Banbury is a market town in the Cherwell district of Oxfordshire England, which in 1991 had a population of 39,900. The River Cherwell flows through the town.

Banbury's main industries include: car components, electrical goods, aluminium, food processing, and printing.

There was a Roman villa at nearby Wykham Park, and Banbury developed in the Anglo Saxon period under strong Danish influence. Its medieval prosperity was based on wool. Banbury castle was built from 1135 by the bishops of Lincoln, and survived into the Civil War, when it was besieged. Banbury, due to its proximity to Oxford, the King's capital, was a Royalist town, but the inhabitants were known to be strongly Puritan. The castle was demolished after the war.

Banbury remained a rural market town, until the construction of the Oxford Canal in 1790 which greatly aided the town's growth. And later the railway age: in 1850 the first rails reached the town, one line from the London and North Western Railway and one from the Great Western Railway.
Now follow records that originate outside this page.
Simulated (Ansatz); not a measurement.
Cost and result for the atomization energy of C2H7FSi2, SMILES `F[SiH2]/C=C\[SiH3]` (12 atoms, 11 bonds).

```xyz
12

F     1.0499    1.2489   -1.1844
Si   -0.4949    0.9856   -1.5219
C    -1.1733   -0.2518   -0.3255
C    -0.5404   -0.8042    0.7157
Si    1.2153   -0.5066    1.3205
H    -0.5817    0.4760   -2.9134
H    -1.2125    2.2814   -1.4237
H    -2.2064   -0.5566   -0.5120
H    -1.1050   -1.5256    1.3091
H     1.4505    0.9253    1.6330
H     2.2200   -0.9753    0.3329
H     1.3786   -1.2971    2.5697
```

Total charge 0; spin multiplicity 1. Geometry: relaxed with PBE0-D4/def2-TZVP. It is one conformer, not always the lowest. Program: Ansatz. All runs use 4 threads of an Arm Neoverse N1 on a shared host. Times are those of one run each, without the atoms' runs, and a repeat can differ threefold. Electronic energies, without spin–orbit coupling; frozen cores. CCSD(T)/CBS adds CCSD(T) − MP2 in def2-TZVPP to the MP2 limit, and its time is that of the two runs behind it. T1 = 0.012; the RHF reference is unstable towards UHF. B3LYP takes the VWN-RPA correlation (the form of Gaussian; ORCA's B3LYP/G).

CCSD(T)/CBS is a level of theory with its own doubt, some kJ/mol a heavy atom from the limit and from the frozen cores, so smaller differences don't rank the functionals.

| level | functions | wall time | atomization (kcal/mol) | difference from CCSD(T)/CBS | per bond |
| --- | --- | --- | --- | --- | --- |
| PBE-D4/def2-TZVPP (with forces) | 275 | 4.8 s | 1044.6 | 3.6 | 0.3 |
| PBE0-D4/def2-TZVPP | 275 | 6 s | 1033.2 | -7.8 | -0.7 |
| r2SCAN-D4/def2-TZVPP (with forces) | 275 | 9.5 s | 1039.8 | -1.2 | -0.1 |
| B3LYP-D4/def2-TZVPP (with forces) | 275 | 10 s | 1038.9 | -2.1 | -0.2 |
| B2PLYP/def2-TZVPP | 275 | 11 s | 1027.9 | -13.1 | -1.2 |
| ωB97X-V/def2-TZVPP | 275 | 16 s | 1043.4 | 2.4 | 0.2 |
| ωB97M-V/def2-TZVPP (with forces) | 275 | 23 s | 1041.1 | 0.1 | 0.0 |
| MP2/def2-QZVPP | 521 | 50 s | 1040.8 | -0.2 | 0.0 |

The improvements in communications thus effected gave rise to more growth, which has continued until the present day, accelerated by the completion of the M40 motorway which has given even faster access by car to London.

The Nursery rhyme Ride a cock horse to Banbury Cross refers to a cross destroyed by puritans, in 1602 but replaced in 1858. Legend has it that the "Fine Lady" on the white horse was Lady Godiva, but this is unproven. It is also suggested that she may be a lady from the "Fiennes" family, a wealthy family who lived in Banbury around that time.